8/10
Story of obsession, murder key movie in developing noir cycle
31 March 2002
WWII pin-up gal Betty Grable took her first dramatic part as the sister of a murdered model in Bruce Humberstone's I Wake Up Screaming, based on a serialized novel by Steve Fisher. It sounds like second billing, but the victim's role – as coffee-shop hostess turned toast of Manhattan Vicky Lynn – remains curiously understated (and played by Carole Landis).

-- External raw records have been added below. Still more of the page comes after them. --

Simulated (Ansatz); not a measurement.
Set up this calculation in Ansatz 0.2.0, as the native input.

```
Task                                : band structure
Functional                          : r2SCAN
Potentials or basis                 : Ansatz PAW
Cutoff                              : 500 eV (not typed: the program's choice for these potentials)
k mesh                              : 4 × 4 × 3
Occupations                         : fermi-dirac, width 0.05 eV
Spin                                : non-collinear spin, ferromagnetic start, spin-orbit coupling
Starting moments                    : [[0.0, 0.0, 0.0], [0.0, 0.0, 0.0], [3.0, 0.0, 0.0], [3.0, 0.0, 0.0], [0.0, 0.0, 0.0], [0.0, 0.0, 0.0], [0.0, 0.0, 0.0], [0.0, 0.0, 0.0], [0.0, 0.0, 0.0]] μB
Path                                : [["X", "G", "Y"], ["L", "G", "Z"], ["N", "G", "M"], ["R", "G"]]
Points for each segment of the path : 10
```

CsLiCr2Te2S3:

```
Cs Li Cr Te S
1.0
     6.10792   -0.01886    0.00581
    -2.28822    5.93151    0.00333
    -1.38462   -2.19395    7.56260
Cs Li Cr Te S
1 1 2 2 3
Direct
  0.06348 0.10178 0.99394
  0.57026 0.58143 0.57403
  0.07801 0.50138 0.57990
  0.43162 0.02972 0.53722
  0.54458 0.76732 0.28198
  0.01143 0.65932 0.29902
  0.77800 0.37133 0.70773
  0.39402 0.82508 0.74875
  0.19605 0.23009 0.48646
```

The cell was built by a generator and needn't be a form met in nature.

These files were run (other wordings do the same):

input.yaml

Landis is discovered by publicist Victor Mature and falls under his benevolent spell, which launches her onto magazine covers and ultimately to a Hollywood contract. She proves ungrateful and winds up strangled. Mature, among other suspects, comes under the scrutiny of the police, particularly of a dogged detective whose interest in the case borders on the obsessive. Portrayed by the immense but oddly vulnerable Laird Cregar, the detective becomes Mature's nemesis (in one scene, Mature wakes up to find Cregar watching him, hoping he'll incriminate himself by talking in his sleep). Cregar's ominous bulk makes for a number of looming shadows skulking through nighttime New York.

I Wake Up Screaming, which appeared very early in the noir cycle, certainly displays the dark look and fragmented structure of its successors, but its tone remains ambiguous. Basically, it's a high-style, `sophisticated' murder mystery, a precursor to the more famous and accomplished Laura. But, unlike Laura, it found many of the implications of the story perhaps too grim for wartime audiences – the theme of obsession gets played down, for instance. But it's a key work in the developing noir cycle, released the same year as Johnny Eager, The Glass Key and This Gun For Hire.

Eleven years later, the releasing studio, 20th Century Fox, remade the film as Vicki. Though changes for the most part were minimal, the title role was enlarged (and taken by Jean Peters) while Mature's part was weakened by routine casting. The most interesting change was engaging the young Richard Boone for the Cregar part, who delivers a more brutal portrayal and thus underscores the theme of sexual obsession. It could be argued that the remake, despite lapses in casting and direction, remains the more intriguing version.